Marketing wants Web analytics in a simple and modern view to validate campaigns.
Perhaps your ISP gives you canned reports on Web site activity that don't show you what you need to know or don't offer very good historical reporting. Or perhaps you'd like a better way to do more in-depth or ad hoc analysis. If your organization would like to improve how it tracks, reports, and analyzes Web site activity, consider Help/Systems' SEQUEL for the task.
About Web Logs
Web server log files typically contain one record for every occurrence that a file is accessed. For example, when a visitor views a Web page containing three images, the log file generates four records: one for the HTML page plus three for the image files. Each Web log record is a variable-length character string that identifies the date, time, file name, DNS, referring DNS, browser type, and other information about the "hit." There's a wealth of data available in each record, but the challenge is transforming the huge volume of data into useful information.
That's where SEQUEL comes in.
Transforming Data into Information
ANZLOGFILE is a SEQUEL script that pulls log files from an ISP's server and converts the data into a physical file on the System i. ANZLOGFILE runs from a job scheduler at a time when the day's new Web activity logs are available. Specifically, it…
- Uses a secure login and password to automatically initiate an FTP session with the UNIX, Windows/NT, or IBM Web server.
- FTPs the log file to the System i.
- Executes a view named ANZPARSE1 that parses and converts the variable-length records in the log file into a fixed-format physical file.

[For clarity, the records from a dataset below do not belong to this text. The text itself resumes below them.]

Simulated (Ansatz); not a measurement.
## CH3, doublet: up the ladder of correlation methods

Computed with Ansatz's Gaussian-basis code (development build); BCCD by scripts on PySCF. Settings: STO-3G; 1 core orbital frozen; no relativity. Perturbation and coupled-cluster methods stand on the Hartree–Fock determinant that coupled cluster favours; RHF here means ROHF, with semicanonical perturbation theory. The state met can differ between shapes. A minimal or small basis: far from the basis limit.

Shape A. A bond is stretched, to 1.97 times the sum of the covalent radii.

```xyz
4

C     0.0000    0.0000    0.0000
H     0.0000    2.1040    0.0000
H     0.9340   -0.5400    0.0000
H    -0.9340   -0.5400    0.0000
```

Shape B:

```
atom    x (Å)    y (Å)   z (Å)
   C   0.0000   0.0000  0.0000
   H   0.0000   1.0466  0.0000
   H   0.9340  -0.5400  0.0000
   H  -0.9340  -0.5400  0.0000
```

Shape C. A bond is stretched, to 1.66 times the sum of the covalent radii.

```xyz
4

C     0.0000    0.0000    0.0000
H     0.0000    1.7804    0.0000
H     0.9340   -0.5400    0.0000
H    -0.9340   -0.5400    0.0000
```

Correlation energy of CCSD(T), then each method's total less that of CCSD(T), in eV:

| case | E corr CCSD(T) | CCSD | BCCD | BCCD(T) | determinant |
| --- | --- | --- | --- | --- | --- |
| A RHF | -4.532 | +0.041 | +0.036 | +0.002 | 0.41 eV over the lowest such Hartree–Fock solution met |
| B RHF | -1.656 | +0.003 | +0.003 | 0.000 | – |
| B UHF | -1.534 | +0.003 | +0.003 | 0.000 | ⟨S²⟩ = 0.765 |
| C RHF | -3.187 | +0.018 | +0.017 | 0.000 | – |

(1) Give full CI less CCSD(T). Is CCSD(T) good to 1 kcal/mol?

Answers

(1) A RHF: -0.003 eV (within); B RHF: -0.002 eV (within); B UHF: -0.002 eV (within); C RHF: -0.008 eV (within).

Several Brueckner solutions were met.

- Deletes records from the new file that are not needed for analysis, including records for graphics files (jpg, gif, png…); Cascading Style Sheets (CSS); calls to CGI, PL, and other scripts; internal access; known Web crawler or spider activity.
- Performs a reverse-DNS and updates the records with a DNS name, when it can be determined.
- Executes a view named ANZUPDATE that adds records to a relational row-and-column physical file named LOGPARSE, which holds historical information used for analysis and reporting. The SEQUEL views, scripts, and tables described below use the LOGPARSE file.
How Much Activity Does Each Page Generate?
Figure 1: PAGESUM summarizes page hits by date.
Figure 2: TARGETSUM delivers an access count for target pages.
Figure 3: TARGETURL shows the visitor's IP address and host name.
Where Do Visitors Come From?
Figure 4: REFERSUM identifies what sites are referring visitors to your Web site.
Figure 5: SOURCECNT2 shows visitor URL, host, pages visited, and total time spent at the site.
What Visitors Come to the Web Site?
SOURCECNT2 shows the source URL and host for each visitor and summary information on the number of pages visited and the total time spent at the site.
Figure 6: SOURCECNT2 shows visitors' source URL and host.
From here, you can right-click any line to drill down into the detail on what pages visitors reviewed. This view, called SOURCEURL, provides the results shown below. The Time and Target Page fields show what pages were viewed, the order in which pages were viewed, and the time spent on each page.
Figure 7: SOURCEURL provides page-view details.
These SEQUEL examples show a small portion of how you can "slice and dice" Web log information. Once you create your own historical LOGPARSE file, there's no limit to the number of additional SEQUEL views, graphs, and reports you can create to analyze Web site activity.